I think it has nothing to do at all with the speed of writeln, and it's again a case of micro benchmarking gone awry. Here were my initial results with ppc386 on OS X with plain -O2 (with the "time" command, so background activity is eliminated):
2.6.4, with writeln
user 0m5.572s
sys 0m0.293s
2.6.4, no writeln
user 0m4.648s
sys 0m0.005s
3.1.1, with writeln
user 0m2.243s
sys 0m0.266s
3.1.1, no writeln
user 0m2.038s
sys 0m0.004s
So for me, writeln actually seems to have less overhead in 2.6.4 than on 3.1.1. Then I figured to test the overhead with cwstring included, and it seemed to get really weird:
2.6.4, with writeln, with cwstring
user 0m4.216s
sys 0m0.269s
2.6.4, no writeln, with cwstring
user 0m4.020s
sys 0m0.006s
3.1.1, with writeln, with cwstring
user 0m1.427s
sys 0m0.254s
3.1.1, no writeln, with cwstring
user 0m1.275s
sys 0m0.004s
Look at that: including cwstring makes the program a lot faster both on 2.6.4 and 3.1.1, even when there's no input/output at all! If you see something like that, you can be virtually certain it's a case of memory alignment.
And indeed: if I move all of the code of the program into a subroutine (so all variables become local variables) and then play with the maximum alignment for local variables (all cases without writeln, with/without cwstring stays the same):
3.1.1, -Oalocalmax=4
user 0m1.233s
sys 0m0.004s
3.1.1, -Oalocalmax=8 (and anything else > 4, doesn't change generated code compared to 8)
user 0m3.843s
sys 0m0.014s
So as soon as the maximum alignment for locals is increased above 8, you get a huge increase in run time here. So it's clear that there's a cache effect playing somewhere, because forcing the alignment to 4 bytes means that several doubles are now only aligned at 4 bytes (which in theory should reduce performance). In the original code, all variables were global variables and hence including another unit will affect their alignment/placement too.

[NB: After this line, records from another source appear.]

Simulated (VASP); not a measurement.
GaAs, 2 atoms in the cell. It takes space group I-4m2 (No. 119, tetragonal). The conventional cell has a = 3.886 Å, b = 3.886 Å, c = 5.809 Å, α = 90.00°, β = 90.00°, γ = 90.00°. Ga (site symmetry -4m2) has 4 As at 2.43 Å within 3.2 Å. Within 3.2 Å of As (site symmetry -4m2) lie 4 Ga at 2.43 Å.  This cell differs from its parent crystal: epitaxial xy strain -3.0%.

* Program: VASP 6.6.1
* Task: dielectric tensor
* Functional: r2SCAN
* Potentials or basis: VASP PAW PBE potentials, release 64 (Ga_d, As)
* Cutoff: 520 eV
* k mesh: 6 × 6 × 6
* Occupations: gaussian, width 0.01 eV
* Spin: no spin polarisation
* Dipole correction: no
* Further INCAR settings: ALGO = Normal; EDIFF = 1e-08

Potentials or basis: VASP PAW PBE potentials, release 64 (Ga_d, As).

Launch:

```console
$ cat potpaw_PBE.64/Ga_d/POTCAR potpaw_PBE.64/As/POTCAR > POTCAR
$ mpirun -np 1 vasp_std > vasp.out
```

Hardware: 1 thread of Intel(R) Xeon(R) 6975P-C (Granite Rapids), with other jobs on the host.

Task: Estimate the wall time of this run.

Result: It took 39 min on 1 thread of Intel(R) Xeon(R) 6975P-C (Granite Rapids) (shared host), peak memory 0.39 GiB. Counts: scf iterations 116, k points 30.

Now, all of the above is without -Cfsse2. If I add -Cfsse2, then the speed is the same with 4 and 8 byte alignment. Reason: all values are kept in SSE2 registers, so the stack alignment is irrelevant.
Now, if you add writeln, then the impact will again become potentially bigger because then the sse values will have to be spilled to the stack and hence cache effects come back into play. Another thing that may be relevant is that if FPC is able to better optimise the register-based code in 3.1.1 than in 2.6.4 (or is better able to put global variables into registers), then logically if values need to be spilled the performance degredation will be relatively larger in 3.1.1 than in 2.6.4, but that could just be because 2.6.4 generated worse code to start with.
And now I've spent way more time on this already than I ever planned to.